Attention is paid to what works best for different groups by listening to each population and to organizations for feedback. For LGBTQ+ students, the school offers a place where they felt safe and could come together with other students with similar feelings to let their guard down.

"Here at the school it can be inspiring and supportive," Weitz said. "But for some, like those at Great River Terrace by Panda North, transportation is often an issue, and some are in recovery and being downtown is an issue, plus some are just more comfortable in familiar surroundings. In that case, we bring the class to them."

Sometimes, that brings about unexpected results. "At Great River Terrace some people would come and just watch. The Verandah Porche came to listen to their stories. Then artists came to paint individuals. It began an organic following," Weitz said.

As is often the case in the non-profit world, River Gallery School's ambition for the program is greater than its funding. This year's grant from the Wolf Kahn and Emily Mason Foundation was less than half of what they received last year. To continue the program for years to come, the school cannot rely on grants alone. So they are brainstorming ways to work with local businesses to broaden financial support.

Weitz has even higher ambitions. "We would like to do things like working with Equity Solutions in a half-day training with other art organizations including In-Sight Photography or New England Youth Theatre, but we need funding," she said. "I really like the idea of all the art organizations coming together."

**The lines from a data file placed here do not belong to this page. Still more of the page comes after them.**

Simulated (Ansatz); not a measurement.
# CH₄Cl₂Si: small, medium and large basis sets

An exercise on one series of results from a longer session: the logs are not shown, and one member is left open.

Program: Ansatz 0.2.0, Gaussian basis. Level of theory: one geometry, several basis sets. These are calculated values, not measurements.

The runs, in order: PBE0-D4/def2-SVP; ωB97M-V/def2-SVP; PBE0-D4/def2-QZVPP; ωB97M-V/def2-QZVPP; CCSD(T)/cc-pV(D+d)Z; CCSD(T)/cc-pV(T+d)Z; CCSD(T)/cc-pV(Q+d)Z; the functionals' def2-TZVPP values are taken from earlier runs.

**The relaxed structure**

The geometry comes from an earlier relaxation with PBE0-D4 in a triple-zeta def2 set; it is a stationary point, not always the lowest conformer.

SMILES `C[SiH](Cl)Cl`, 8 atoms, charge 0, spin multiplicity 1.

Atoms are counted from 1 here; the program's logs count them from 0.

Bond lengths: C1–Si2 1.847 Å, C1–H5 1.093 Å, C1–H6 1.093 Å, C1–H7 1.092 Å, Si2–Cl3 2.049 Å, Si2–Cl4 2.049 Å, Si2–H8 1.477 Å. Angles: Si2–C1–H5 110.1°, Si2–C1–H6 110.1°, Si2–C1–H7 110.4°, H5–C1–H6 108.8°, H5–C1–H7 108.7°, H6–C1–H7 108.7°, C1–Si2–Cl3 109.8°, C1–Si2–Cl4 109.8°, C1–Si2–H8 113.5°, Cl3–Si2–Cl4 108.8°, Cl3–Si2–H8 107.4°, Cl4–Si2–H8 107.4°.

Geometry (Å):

To that end, Weitz said that Brattleboro businesses and individual partners who would be interested in sponsoring one of the Art for Social Change programs over the coming years may contact Donna Hawes to discuss this collaboration at donna@rivergalleryschool.org or 802-257-1577. River Gallery School would also like to hear from organizations that would like to partner with Art for Social Change.

"I think the greatest part of last year were comments and testimonials from people," Weitz said of the program. "At Great River Terrace, they said they felt isolated and were grateful for the experience and the companionship."